Nippon Paint Holdings Co. (NPPHY), a Tokyo-listed paint group, has made several offers for Akzo Nobel NV (AKZOF), a Dutch paint maker, as it pursues the company's decorative paints business. Nippon made its first approach three weeks ago before submitting another proposal last week that valued the division at 7.5 billion, or about $8.6 billion, according to people familiar with the matter. The offer valued the business at roughly 12 times its expected 2026 earnings before interest, taxes, depreciation and amortization. Akzo Nobel's management did not engage with Nippon on the proposal and has not communicated the approaches to shareholders, while Nippon may still decide to end its pursuit because no final decision has been made.

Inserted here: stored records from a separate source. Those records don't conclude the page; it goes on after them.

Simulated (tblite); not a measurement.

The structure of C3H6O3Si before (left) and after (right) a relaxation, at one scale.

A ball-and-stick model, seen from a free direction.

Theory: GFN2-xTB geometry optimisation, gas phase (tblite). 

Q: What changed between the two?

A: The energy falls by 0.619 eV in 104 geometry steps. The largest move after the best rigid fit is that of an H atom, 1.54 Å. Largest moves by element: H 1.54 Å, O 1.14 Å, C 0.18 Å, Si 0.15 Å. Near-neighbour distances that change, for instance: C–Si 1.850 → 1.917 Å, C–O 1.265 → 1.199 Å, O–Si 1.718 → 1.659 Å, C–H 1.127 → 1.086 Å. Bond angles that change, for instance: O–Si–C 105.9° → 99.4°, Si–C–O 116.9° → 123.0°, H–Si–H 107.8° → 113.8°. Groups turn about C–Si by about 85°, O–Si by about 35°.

The new offer comes one month after Nippon Paint and Sherwin-Williams Co. NYSE:SHW, a paint manufacturer, ended their joint effort to acquire all of Akzo Nobel after the Dutch company rejected two all-cash proposals. Akzo Nobel said the proposed acquisition could face difficulties securing regulatory approval and maintained that its merger agreement with Axalta Coating Systems Ltd. NYSE:AXTA, a coatings company, remained the superior transaction. The Axalta combination, announced last November, would create a paint maker with an enterprise value of about $25 billion, with Akzo Nobel owning 55% of the combined company and moving its stock market listing from Amsterdam to New York. However, the transaction still requires regulatory approval from the U.S. Federal Trade Commission, which requested additional information from both companies, according to a May filing.

A successful purchase of the decorative paints division could reunite the Dulux brand globally and strengthen Nippon Paint's position in Europe, where the business generates almost two-thirds of its revenue. Akzo Nobel previously said it was exploring a potential sale of parts of the decorative paints operation in Southeast Asia, but Nippon is focused on acquiring the entire unit and is unlikely to bid for that regional business alone. Investors may view the latest approach as another challenge to Akzo Nobel's preferred merger with Axalta, particularly because Nippon disrupted merger discussions between the two companies in 2017 before failing to reach an agreement to acquire Axalta itself. Akzo Nobel also rejected an unsolicited $29 billion takeover proposal from PPG Industries NYSE:PPG, a rival paint producer, during the same year.